Popular mandate renders austerity measures invalid, Greek radical-left party leader says

Alexis Tsipras, leader of the Greek radical-left Syriza party, has said the popular mandate clearly renders the austerity measures and bailout invalid.

The leader of the Syriza party, which came second in Sunday’s election, says Greece is no longer bound by austerity promises made in return for rescue loans after Greek voters rejected mainstream pro-austerity, pro bail-out parties.

The comments flew in the face of EU leaders’ insistence on fiscal discipline and sent the Greek stock market tumbling to the lowest level since 1992.

Tsipras demanded an examination of Greece’s still-massive debt and a moratorium on repayment of part of it.

“The pro-bailout parties no longer have a majority in Parliament to vote in destructive measures for the Greek people,” said Tsipras.

“The popular mandate clearly renders the bailout agreement invalid.”

Tsipras is the second Greek party leader in as many days to try to form a government.

If no coalition can be found, new elections will be held in a month.

Moving to stomp out signs of increasing discontent in Europe, the European Union and Germany, the biggest contributor to the EU’s crisis fund, urged members to stick to their agreed budget cuts.

German Foreign Minister Guido Westerwelle said the debt policy has been agreed in Europe.

European Commission President Jose Manuel Barroso said member states must implement their promised spending cuts and tax increases.

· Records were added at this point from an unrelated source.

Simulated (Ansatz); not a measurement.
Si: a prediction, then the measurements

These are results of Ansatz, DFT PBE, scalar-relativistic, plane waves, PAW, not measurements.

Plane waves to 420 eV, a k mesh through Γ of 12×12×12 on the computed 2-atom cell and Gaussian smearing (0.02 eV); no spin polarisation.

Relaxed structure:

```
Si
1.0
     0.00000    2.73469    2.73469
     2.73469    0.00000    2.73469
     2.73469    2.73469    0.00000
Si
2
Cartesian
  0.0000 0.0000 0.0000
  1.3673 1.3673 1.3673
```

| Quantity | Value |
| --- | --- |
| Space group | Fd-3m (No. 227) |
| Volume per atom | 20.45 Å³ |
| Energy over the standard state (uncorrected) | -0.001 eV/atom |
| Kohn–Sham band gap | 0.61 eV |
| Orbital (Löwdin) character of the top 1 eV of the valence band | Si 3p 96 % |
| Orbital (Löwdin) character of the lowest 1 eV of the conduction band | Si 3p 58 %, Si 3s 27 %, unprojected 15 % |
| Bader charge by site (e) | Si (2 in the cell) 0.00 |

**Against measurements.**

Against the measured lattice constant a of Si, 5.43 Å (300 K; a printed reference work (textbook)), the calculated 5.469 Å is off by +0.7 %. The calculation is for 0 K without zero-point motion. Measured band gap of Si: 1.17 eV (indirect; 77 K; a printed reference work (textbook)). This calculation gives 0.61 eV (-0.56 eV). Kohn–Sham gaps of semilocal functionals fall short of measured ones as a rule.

“The situation in Europe could get worse before it gets better,” James McDonald chief investment strategist at Northern Trust in Chicago told Bloomberg.

“The concern is about the potential that Greece does not carry through on their agreements and they default and leave the euro. While investors have known Greece is going to be challenged to handle their debt load, it’s another thing to watch unfold.”